It's been awhile since I blogged. With the holidays and getting back into the swing of the new semester, I've kept myself occupied. As of right now, we still haven't heard anything about Darren's mission. Supposedly we were supposed to know this month, but there hasn't been any meeting or notice that the papers have finally been submitted. So as of right now, things are still the same: waiting to wait. It's not a fun feeling. It's been about nine months since I started this blog and I'm stuck in the same position. This adds to the stress I'm already under. I do enjoy the time we have together and we enjoyed a nice Christmas break with one another, but this waiting is getting to me.
I want what's best for him, but ever since the end of May there hasn't been anything constructive going on. He did finally get a job Friday delivering pizzas, but as far as his education, I see it getting pushed further and further back. He could have had a semester completed already in culinary arts, but since no one expected that it would take this long, he didn't apply to any schools or taken any classes. For more than half a year he has spent doing nothing but waiting and it pains me. At this rate, I'll be done with school before him, and I have three years after receiving my undergrad in May 2013. It's a sad realization and I hate seeing so much precious time being wasted.
To make this whole discussion even more interesting, I found out last week that my ex got married over the holiday break. Quite off topic I know, but this has been on my mind. He turned 21 back in October and his wife (that was hard to write) is either 19 or barely 20. He was the first guy I ever talked about marriage with, so it's been fairly difficult to swallow this news. I'm not saying that I want to get back with him or anything like that (because I know I'm better off without him in my life), but it's just something I cannot believe. He was my first love, and I don't think I've fully recovered after he broke my heart. I feel that he still has a piece of it and whenever he does something like this, he causes it pain and breaks that piece into many more pieces.

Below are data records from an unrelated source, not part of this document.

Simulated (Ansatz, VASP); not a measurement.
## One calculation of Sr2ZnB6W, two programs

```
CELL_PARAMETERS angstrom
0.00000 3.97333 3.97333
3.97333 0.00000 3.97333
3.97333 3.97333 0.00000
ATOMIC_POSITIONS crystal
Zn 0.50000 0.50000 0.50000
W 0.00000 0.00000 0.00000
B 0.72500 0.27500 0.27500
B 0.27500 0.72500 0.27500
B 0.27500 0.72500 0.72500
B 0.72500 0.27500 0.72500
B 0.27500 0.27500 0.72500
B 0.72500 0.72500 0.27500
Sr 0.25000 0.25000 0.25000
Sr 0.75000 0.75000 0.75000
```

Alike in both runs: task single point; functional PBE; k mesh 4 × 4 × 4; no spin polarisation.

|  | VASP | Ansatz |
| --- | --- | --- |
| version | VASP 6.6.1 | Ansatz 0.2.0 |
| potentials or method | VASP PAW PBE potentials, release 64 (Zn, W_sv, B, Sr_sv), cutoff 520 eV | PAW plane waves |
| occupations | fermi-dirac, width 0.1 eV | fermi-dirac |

Darren was able to mend my heart after all I've been through and replace that missing piece, so I am able to give him my whole heart, and he's taken care of it. He doesn't take advantage and I've fallen for him hard, so it's frustrating for me to watch him waste his life right now instead of making the best of it. I know it's not his fault, but still. I want him to have experiences, and he isn't getting that. I wish I could do something about it, but instead I'm forced to watch.